Like many men in love with power, Charles Haughey has long been a great admirer of Napoleon. Whether this biographical tit-bit was on the mind of Mr Justice Thomas Smyth this week when he sent Liam Lawlor back to jail, which is now under appeal, is hard to say.
The judge is known for his careful choice of literary allusions, so when he quoted in his ruling from Honore de Balzac's novel A Murky Business, he may well have had certain parallels in view.
The novel is a political thriller set in the time of Napoleon's megalomaniacal prime. The general has big plans for world domination, but he is beset by conspirators out to depose him. Thankfully, he can call on the services of the loyal Fouche, whose job it is to mind his back and do his dirty work. What follows is a dark tale of secrets and lies. Especially lies.
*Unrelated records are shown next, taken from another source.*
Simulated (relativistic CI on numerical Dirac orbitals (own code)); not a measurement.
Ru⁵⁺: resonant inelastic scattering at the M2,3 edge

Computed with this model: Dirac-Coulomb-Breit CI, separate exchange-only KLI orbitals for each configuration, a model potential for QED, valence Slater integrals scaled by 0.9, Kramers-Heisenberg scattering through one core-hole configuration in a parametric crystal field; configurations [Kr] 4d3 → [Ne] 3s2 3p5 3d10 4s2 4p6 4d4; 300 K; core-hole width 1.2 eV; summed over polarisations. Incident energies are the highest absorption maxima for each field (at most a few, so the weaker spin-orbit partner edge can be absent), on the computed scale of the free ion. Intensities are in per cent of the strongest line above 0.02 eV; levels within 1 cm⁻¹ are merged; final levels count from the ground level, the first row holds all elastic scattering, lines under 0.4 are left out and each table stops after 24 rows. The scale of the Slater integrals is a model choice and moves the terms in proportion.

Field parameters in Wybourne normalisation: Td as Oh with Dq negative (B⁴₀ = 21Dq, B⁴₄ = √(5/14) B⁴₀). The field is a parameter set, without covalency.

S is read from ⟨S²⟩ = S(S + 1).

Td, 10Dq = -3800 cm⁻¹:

The parallels, of course, are strained. Charles Haughey's ambitions were more modest and his empire was confined to a few small islands, principally Ireland and the Caymans. The conspiracies that surrounded him may have generated a similar atmosphere of paranoia, but they were rather petty stuff. Those who did his dirty work were more likely to be accountants than secret policemen. The only aspect in which the scale remains the same is that of secrets and lies.
In the business of deceiving the public and later attempting to mislead a tribunal, Haughey himself was no slouch. What is becoming clear, however, is that those who orbited around him picked up many of the same habits. The events of recent weeks, culminating with the threat of a second chapter of Liam Lawlor's adventures in Mountjoy, have revealed a culture of extraordinary brazenness.
We have seen both a deep assurance that people in the know could lie and get away with it and the appearance for the first time of severe cracks in that wall of confidence. It is hard, from the outside, to fathom quite how deeply these people believed in their own ultimate impunity.
The extraordinary thing, if Liam Lawlor is returned to jail, is the impudence that made it necessary. Here is a man who has already suffered the humiliation of a week in jail last January. At the time, the general belief was that this previously unimaginable fate would change things forever. Never again would such a figure treat a tribunal with such implicit contempt. The aura of untouchability had surely been shattered forever.
And yet, Liam Lawlor's response was simply to shower the Flood tribunal with documents while remaining evasive about the transactions that lay behind them. To anyone outside the political culture which Liam Lawlor has inhabited, this seems incredibly stupid. Only from the inside does it seem entirely logical. From the behaviour of others within the same circles, we get a glimpse of a topsy-turvy world.
In this parallel universe, the norm is to conceal, to evade and, if necessary to lie. The truth is something you acknowledge only as a last resort.
THE builders Tom Brennan and Joe McGowan, who contributed what was then the vast sum of £245,000 to Ray Burke and Fian na Fail in the 1970s and 1980s, are a prime example. Both men gave evidence under oath to the Flood tribunal last year.
Both told the tribunal stories which coincided with what was then the state of Ray Burke's evidence. Only when Burke was forced by the tribunal's investigations to "correct" his evidence, did these carefully constructed stories begin to fall apart. Last year, Joe McGowan swore that he had never made "a personal political donation" in his life. The basic story was that the builders held annual fundraising events for Burke with a target of £10,000 a year. One payment of £20,000 in 1977 was explained by Joe McGowan by a "spectacular win" on a horse at Cheltenham.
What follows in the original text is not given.